If a mere seven more MPs had voted with Prime Minister J.B.M. Hertzog in favor of neutrality, South Africa’s history would have been quite different. Parliament’s narrow decision to go to war in 1939 led to a seismic upheaval throughout the 1940s: black people streamed in their thousands from rural areas to the cities in search of jobs; volunteers of all races answered the call to go ‘up north’ to fight; and opponents of the Smuts government actively hindered the war effort by attacking soldiers and committing acts of sabotage.
World War II upended South Africa’s politics, ruining attempts to forge white unity and galvanizing opposition to segregation among African, Indian and colored communities. It also sparked debates among nationalists, socialists, liberals and communists such as the country had never previously experienced.
As Richard Steyn recounts so compellingly in 'SEVEN VOTES', the war’s unforeseen consequence was the boost it gave to nationalism, both Afrikaner and African, that went on to transform the country in the second half of the 20th century. The book brings to life an extraordinary cast of characters, including wartime leader Jan Smuts, D.F. Malan and his National Party colleagues, African nationalists from Anton Lembede and A.B. Xuma to Walter Sisulu and Nelson Mandela, the influential Indian activists Yusuf Dadoo and Monty Naicker, and many others.
A graduate of Stellenbosch University, Richard Steyn practised as a lawyer before switching to journalism. He edited the Natal Witness in Pietermaritzburg from 1975-90, was a Nieman Fellow at Harvard University in 1985/86, and editor in chief of The Star from 1990-95.
This book provided perspective on much the talk I heard as a child. I was born in the middle 1950s. My mother's family had been staunch United Party supporters. My uncles had fought 'up North'. For them the Nationalist Party victory in 1948 was a severe blow. I now understand how it came about.
The book also provided a background to the liberation struggle. I understand the relationship between communists and the ANC much better. Had the whites only thought of the country's future and not only their own between 1910 and 1948.

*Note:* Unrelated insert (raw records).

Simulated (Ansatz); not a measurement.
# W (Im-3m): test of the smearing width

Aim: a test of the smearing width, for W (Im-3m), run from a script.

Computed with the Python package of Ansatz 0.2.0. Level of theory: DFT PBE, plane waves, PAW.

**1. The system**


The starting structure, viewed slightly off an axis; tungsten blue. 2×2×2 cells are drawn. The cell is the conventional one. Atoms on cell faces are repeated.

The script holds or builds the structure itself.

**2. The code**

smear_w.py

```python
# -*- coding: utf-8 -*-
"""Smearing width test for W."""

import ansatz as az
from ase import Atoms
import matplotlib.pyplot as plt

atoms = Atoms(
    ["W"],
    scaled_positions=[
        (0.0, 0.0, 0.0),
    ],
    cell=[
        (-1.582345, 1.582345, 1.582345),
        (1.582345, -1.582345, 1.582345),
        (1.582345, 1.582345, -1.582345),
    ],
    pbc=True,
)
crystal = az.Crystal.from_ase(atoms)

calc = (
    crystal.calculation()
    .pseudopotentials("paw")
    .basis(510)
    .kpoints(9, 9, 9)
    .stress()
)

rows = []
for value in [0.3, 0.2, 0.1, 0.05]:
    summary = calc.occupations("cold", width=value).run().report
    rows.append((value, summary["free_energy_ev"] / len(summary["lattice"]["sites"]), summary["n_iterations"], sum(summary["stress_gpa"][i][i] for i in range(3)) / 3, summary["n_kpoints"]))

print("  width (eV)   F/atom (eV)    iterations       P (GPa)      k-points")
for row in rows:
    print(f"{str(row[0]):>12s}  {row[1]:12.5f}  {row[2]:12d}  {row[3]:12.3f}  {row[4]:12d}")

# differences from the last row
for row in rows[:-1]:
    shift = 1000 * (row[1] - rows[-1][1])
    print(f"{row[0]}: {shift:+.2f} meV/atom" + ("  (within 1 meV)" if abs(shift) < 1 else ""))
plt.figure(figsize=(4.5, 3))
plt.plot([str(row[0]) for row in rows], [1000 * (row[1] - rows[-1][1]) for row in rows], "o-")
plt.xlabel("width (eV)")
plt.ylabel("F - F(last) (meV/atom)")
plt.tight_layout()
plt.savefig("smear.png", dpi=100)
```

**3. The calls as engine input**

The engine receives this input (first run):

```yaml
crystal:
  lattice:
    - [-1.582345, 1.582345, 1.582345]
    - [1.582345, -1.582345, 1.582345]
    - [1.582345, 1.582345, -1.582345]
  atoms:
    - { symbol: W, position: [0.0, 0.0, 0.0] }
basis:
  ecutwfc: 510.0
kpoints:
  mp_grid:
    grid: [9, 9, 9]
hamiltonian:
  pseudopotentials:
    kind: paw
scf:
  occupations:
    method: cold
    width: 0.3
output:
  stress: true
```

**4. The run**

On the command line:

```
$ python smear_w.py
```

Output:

Steyn illustrates the enigma of Smuts the international leader compared to Smuts the South African politician. Well written.
This is a must read for all who need to have an understanding of South Africa's modern and recent history. It fills in gaps that one will not necessarily find in other books. This one taught me a bit of sympathy for Smuts, caught between fighting for democracy in Europe and, to some extent, fighting against it in RSA.